Mathematical necessity tells us that a large majority of the smart people in Cheops' Egypt, dynastic China, Elizabethan England, and Teddy Roosevelt's America were engaged in ordinary pursuits, mingling, working, and living with everyone else. Many were housewives. Most of the rest were farmers, smiths, millers, bakers, carpenters, and shopkeepers. Social and economic stratification was extreme, but cognitive stratification was minor.

So it has been from the beginning of history into [the 20th] century. Then, comparatively rapidly, a new class structure emerged in which it became much more consistently and universally advantageous to be smart.
The problem with this smartocracy is, we have this itchy feeling that it’s un-American.




We Americans are easygoing about inequalities of wealth, much more so than Old World countries. There is something about inequality of smarts that just sets our teeth on edge, though. One of the first jokes ever told to me by an American was this one:

A man finds an old-fashioned oil lamp on the beach. He takes it home and starts cleaning it up. A genie pops out. Genie: "I've been in there so long my powers are weak. I can only grant you one wish, and it's a choice of two. I can either make you super-rich or super-smart. What'll it be?" Man, after a moment's though: "Y'know, I've always been bothered about being kinda slow. Always felt people were laughing at me behind my back. Well, no more of that! Make me super-smart!" Genie: "Done!" The genie vanishes. The man smacks himself on the forehead: "Jeez, I shoulda taken the money!"
Until recently there was quite a strict taboo on mentioning the idea that some people might be smarter than others. Remember what abuse The Bell Curve came in for. It seems to me that we are starting to be a little more open and truthful about these matters. Columnist Chris Satullo in the Philadelphia Inquirer back in May pointed out that the charges of "elitism" then being hurled at Barack Obama were really about smarts.

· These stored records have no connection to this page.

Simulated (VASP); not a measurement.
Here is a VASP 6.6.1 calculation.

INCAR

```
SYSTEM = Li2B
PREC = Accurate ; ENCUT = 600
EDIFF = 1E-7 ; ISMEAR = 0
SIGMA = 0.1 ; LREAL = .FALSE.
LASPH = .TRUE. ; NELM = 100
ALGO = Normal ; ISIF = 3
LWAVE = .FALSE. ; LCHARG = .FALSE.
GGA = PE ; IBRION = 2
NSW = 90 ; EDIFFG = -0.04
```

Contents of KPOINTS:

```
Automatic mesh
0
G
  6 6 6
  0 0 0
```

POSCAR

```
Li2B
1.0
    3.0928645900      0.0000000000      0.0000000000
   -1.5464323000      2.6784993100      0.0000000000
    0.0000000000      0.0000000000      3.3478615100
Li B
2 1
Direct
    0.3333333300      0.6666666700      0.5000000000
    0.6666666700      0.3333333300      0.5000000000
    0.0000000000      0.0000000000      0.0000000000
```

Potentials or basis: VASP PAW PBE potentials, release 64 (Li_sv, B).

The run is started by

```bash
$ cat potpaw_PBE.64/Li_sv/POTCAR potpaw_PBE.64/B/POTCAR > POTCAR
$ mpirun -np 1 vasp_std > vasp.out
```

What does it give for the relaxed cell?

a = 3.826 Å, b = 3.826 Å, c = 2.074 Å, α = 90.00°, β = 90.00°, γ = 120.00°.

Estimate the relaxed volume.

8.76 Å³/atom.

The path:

The charge of elitism isn't about people flaunting income; it's about people flaunting IQ. Americans, as a rule, don't resent people who have more money than them — particularly if the wealth is seen as earned. Envy, maybe, but not resent. You don't resent people whom you hope to emulate. And most Americans dream easily about having much more dough than they do. What Americans more readily resent is someone who is smarter than them, who knows it, who shows it, and who seems to think being smart makes you better than everyone else. A gap in income, you can always dream of closing. A gap in IQ, not so much. It's more personal, thus easier to resent.
A different writer, William Deresiewicz in The American Scholar, wrote recently about the difficulty of talking to a plumber:

It didn't dawn on me that there might be a few holes in my education until I was about 35. I'd just bought a house, the pipes needed fixing, and the plumber was standing in my kitchen. There he was, a short, beefy guy with a goatee and a Red Sox cap and a thick Boston accent, and I suddenly learned that I didn't have the slightest idea what to say to someone like him. So alien was his experience to me, so unguessable his values, so mysterious his very language, that I couldn't succeed in engaging him in a few minutes of small talk before he got down to work. Fourteen years of higher education and a handful of Ivy League [degrees], and there I was, stiff and stupid, struck dumb by my own dumbness. "Ivy retardation," a friend of mine calls this. I could carry on conversations with people from other countries, in other languages, but I couldn't talk to the man who was standing in my own house.
It’s a horrifying story, but not a surprising one. This is indeed what we have come to. An acquaintance of mine, an academic in the human sciences (not Charles Murray) holds the opinion that across an IQ gap of more than one standard deviation (i.e. about 15 points), communication between two people becomes difficult, and that beyond two standard deviations it is effectively impossible.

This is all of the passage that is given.